For what it is worth, it is helpful to look at the core arguments and
the people at the core of this unedifying idea. First is the notion
that President Obasanjo has provided unparalleled leadership since 1999
and deserves to remain in office beyond 2007 because there is no
competent person for him to hand over to. Granted that the President
has earned applause for freeing the country from the Paris Club debts,
it is unfair not to on the other hand recollect that those debts began
during his tenure as a military Head of State between 1976 and 1979.
Secondly, though it can be argued that the President's tenure has
been somewhat successful, it has been far from an extraordinary
success. The very fact that he could not groom a competent successor
after nearly eight years in office is itself an indictment both of
himself and the system he presided over. Furthermore, if it is indeed
true that there are no persons worthy of taking up the mantle of
leadership now, what is the guarantee that in another four years, that
rare individual can be conjured? That apart, governance is a continuing
business. All the President's worthy projects and the blueprint of
the future cannot be achieved by a whimsically set date or deadline.
Perhaps that was what informed the obtuse notion of Yobe's Governor
Bukar Abba Ibrahim that the President and, by implication, the
governors, should remain in office till Providence intervened.

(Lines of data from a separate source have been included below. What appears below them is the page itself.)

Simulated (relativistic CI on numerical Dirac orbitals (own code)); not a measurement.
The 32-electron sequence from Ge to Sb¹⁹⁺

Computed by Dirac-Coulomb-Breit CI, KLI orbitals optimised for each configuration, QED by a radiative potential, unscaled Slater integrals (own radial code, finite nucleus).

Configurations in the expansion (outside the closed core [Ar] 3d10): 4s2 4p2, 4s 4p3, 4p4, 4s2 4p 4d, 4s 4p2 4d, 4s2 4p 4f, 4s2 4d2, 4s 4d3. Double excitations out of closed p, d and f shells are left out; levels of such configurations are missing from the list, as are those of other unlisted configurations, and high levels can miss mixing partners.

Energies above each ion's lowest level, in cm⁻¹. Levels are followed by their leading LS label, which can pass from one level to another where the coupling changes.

Thirdly, granted that politics has to go with a measure of cynicism,
the Third Term idea represents the most unacceptable face of political
sleight of hand. It is immoral. In decent societies, rules of the game
are not changed with the intention that the incumbent becomes the first
beneficiary. For a President who has set so much store on his spiritual
rebirth in prison, it is disappointing that he has chosen not to see
the incongruity in his attempt to stay in office beyond May 2007.

Fourthly, proponents of elongation are oblivious of the point that
democracy is all about accountability. If truly the votes of the people
count, then it unbecoming for an individual, no matter how
well-endowed, to presume to always be the preferred leader, head and
shoulder above everyone else. Imposition is the core of a dictatorship
hence it is at variance with democracy.

The people behind the Third Term project are no more alluring than the
misguided idea they peddle. Were it not Nigeria, it would have seemed
grotesque that some of the persons at the helm of the Third Term plot
had equally cried themselves hoarse that only the late General Sani
Abacha could rule this nation. It is absurd that President Obasanjo who
was imprisoned on trumped-up charges by Abacha because he opposed that
fatuous thinking would now find solace in the company of those who sang
and danced about eternal rule by Abacha until Providence intervened.
This group of experienced turncoats and political jugglers has now been
joined by a noveaux class of otherwise decent professionals and
business executives who are fast losing their reputation for sound
judgment. The Third Term project has exposed the superficiality of the
war on corruption as it is obvious that various types of inducements
are on offer to governors, senators and members of the House of
Representatives. Many have fallen prey to those inducements without a
thought for the oath they swore or for the interests of their
constituents and the nation at large. But the debate in both chambers
of the National Assembly has, mercifully, brought to the frontburner
the fact that there are still men of principle in all the parties and
across the nation. Representative Sola Akinyeye, Senators Dansadau,
Chukwumerije and Obi and many others too numerous to mention must carry
on the struggle with their guts, wits and brains till the people's
will triumphs over the will of an individual and a select few.

In all this, President Obasanjo is yet to speak. For a man whose
predilection for blunt speaking is well known, the least that can be
said is that it is baffling. If our President believes so much in
staying in office beyond 2007, would it not have been proper to say so
without quibbling? He either has been consulting God or has not found
it on his cards. President Obasanjo was a class act in 1979 when, just
like Ghana's General Joseph Ankrah in 1969, he handed over to a
democratically elected leader. What his record deserves is a follow-up
in 2007, that is, a surrender of leadership to a democratically -
elected president. It is hardly conceivable that a leader with such an
untainted credential will allow himself the misfortune of an
unpardonable lapse of judgment by even entertaining the idea of
manipulating the political process to suit himself in a brazen manner.